My Epic Failure with PBL- A first hand account

We were five weeks into our civilization project with no idea when we would exhibit our work. Students had only recently received the physical bases for their model civilizations- 4×4 sheets of plywood purchased from Home Depot, less than a mile away.

I had mixed feelings. I was excited to finally help them start their work, but anxious that they would not have enough time to complete it.

Let’s rewind to five weeks earlier when the project was first introduced.

Day One

The project idea was great.

I told students that they would create the model for a civilization they thought up; including evidence of government structure, geographic features, economic method of exchange, social classes, and religious ideologies.

To hook them on the concept I showed them a few animations of civilizations from youtube, and shared some photos from ones I visited in real life- including Chichen Itza and the preserved Forum of Rome.

They were all engaged.

Students were excited and we had an idea of what we would be doing. I felt comfortable teaching them about the major facets of civilization and we had the resources to make it happen.
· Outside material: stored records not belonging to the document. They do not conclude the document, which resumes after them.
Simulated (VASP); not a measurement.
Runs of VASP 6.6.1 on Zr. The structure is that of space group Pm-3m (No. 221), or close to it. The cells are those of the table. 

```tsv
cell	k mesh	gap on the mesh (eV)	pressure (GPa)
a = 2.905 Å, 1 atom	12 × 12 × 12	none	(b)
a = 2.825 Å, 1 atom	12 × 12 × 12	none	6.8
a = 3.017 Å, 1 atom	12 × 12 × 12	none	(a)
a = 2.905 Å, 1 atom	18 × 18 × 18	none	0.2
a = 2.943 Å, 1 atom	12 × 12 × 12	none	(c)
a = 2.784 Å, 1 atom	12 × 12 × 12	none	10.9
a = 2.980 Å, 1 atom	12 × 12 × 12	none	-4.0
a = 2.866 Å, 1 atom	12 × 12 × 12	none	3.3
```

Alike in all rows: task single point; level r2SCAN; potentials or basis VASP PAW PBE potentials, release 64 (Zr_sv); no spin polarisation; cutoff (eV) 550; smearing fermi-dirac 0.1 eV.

It all started out so well…

But here was the problem: I had absolutely no idea what they would create and when the project would end. I was young, new to project- based learning and open to the “let’s see what happens” concept I thought PBL was all about.

Perhaps that’s why after five weeks of the project students had not produced a single thing, and there was no end in sight.

Starting with the End in Mind

Does this experience sound familiar? Have you too had projects that started out so well only to lose steam as they dragged on?

While I don’t have a crystal ball and won’t pretend to know exactly why these projects failed, I think I have a pretty good hunch.

Projects generally fail because they have not properly been mapped out, with a clear end in mind.

As project based teachers and leaders, we need to start the planning process with a clear vision of what students will produce at the end. This final product or “deliverable” as the Buck Institute for Education calls it, is what guides us to envision the appropriate content, experiences, and activities students will need to get there.

Here is a video that demonstrates this concept:


Starting with the end in mind has more advantages than simply ensuring a final product. It also ensures the outcomes we know are associated with good learning: Greater student engagement, deeper learning, and acquisition of key skills. The following are research based advantages of starting with the end in mind:

Advantage #1: Greater Student Engagement

The concept is simple. Tell students that they will produce something they themselves thought up, and they will be engaged from start to finish. This concept alone will ensure that there is a goal for the learning and that you can keep students focused even when the project experiences a lull. Giving students a fixed, guaranteed outcome will ensure that they always have something to work towards. I recommend finding models of the kind of work you are asking students to produce. If none exist, create them yourself.

Advantage #2: Easier to Plan

How many of you are overwhelmed with the concept of project planning? There are so many moving parts, unexpected twists and turns, and pieces to fit together. This is all true. But I guarantee your planning will be infinitely easier if you know what students will produce at the end. Beginning with the end in mind will allow you to plan those parts of the project that have been traditionally left to chance. You will be able to design key experiences and understandings students will need to be successful in that final product.


Advantage #3: Easier to Assess

By identifying the key knowledge and skills students will need to be successful in the project, you will be able to more easily design your assessments. Assessments won’t be driven by the random assortment of standards and skills laid out by your curriculum, but by the clear sequence of events laid out by your project. You can list these standards and skills at the beginning of the project as the things students “need to know” to be successful in the final outcome.

Advantage #4: Provides for Deeper Learning

We all know that retention increases when students are able to transfer and apply content and skills in meaningful and authentic ways. By foreshadowing for students a clear outcome, you will ensure they learn content and skills on a deeper level. In the case of my earlier project, had I told students that they would be responsible for creating a scaled model for their civilization that ensures happiness and prosperity for all its citizens, they would be required to understand the characteristics of civilization on a deeper level. We would be able to focus our efforts on understanding how ancient civilizations have negotiated economic, political, geographic and cultural systems in order to achieve this result.


Advantage #5: More Student Ownership and Buy-In

I love this paradox. You would think that providing a fixed outcome might decrease student ownership, given they had no say in what they would produce. But on the contrary, by providing structure, you will actually be providing the greatest potential for autonomy. For example, in the case of the earlier project, yes, students will all create a model for their civilization; but where they will be located, how they will govern, how they will foster trade, and how they will celebrate cultural events is all up to them. In essence, by providing a clear structure, you will have granted students the creative license for how they will meet the end goal.

A Road Map for This Process

Here’s a visual that will help you plan with the end in mind. Start with the finish line and work your way backwards.

Do you have additional ideas?

Do you currently plan with the end in mind? I would love to hear about how planning backwards has transformed student learning in your classroom or school! Please share your own stories and I will be sure to include them in my next newsletter. As always, I am here to help foster your growth. Don’t hesitate to reach out if there is anything you need. Have a great week!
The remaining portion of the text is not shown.